Microsoft Workloads on AWS

How to set up disaster recovery for SQL Server Always On Availability Groups using AWS Elastic Disaster Recovery

Traditional disaster recovery methods for Microsoft SQL Server require duplication of infrastructure, operating systems, licensing and other third-party applications, rendering it a highly expensive IT project – even prohibitively expensive for some organizations.

AWS Elastic Disaster Recovery (AWS DRS) provides organizations with a more modern approach to protecting Microsoft SQL Server environments: cloud-based disaster recovery into AWS. AWS DRS not only leverages the cloud to significantly reduce disaster recovery infrastructure costs, it also enables recovery of Microsoft SQL Server by replicating the operating system and all of the database, application, and system files running on the machine.

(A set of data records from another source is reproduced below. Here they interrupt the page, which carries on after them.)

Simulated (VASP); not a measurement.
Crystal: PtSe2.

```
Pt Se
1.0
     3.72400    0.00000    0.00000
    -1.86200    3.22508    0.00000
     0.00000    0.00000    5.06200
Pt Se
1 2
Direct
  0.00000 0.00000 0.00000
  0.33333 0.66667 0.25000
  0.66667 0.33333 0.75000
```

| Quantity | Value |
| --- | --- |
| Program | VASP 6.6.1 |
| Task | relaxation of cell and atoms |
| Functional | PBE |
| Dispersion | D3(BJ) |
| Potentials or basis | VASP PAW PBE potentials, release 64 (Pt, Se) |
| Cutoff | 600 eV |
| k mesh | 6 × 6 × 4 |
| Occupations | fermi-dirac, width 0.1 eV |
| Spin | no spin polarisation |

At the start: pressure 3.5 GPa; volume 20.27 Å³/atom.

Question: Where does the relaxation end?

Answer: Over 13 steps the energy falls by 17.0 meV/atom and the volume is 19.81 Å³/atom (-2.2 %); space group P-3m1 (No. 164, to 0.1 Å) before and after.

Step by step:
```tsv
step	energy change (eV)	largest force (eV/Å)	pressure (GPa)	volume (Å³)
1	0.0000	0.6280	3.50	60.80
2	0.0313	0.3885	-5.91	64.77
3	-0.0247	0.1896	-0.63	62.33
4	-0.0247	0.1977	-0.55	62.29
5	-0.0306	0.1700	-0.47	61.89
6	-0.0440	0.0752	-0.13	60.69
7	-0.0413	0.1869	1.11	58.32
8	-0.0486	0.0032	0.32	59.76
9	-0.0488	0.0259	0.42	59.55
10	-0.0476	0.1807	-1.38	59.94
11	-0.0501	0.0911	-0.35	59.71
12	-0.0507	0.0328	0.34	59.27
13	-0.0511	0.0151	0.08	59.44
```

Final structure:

In this post, we will demonstrate how to set up a disaster recovery (DR) solution for SQL Server Always On availability groups (AG) deployed on Amazon Elastic Compute Cloud (EC2) platform to another AWS Region. You can use similar steps to set up DR from on premises to AWS using DRS.

Why would you want to use AWS DRS? Using AWS DRS means:

  • You don’t have to pay any SQL Server licensing costs until you fail over.
  • You can BYOL or use a LI instance for SQL Server in the DR region.
  • You can utilize a single DR solution for SQL Server and other workloads.

Solution Overview

As outlined in this prescriptive guidance, the diagram in Figure 1 illustrates the procedure for replicating and protecting an on-premises SQL Server database to AWS using AWS DRS.

AWS Elastic Disaster Recovery Architecture

Figure 1: AWS Elastic Disaster Recovery Architecture

AWS DRS can protect individual nodes of the SQL Server Always On availability group; however, when brought up on AWS, the DR copy of the cluster will be launched as a group of individual SQL Server instances.

Note: You need to make sure Active Directory exists in AWS for your Always On availability group setup. To learn more about how to protect a domain-joined workload with AWS DRS, please read this blog post.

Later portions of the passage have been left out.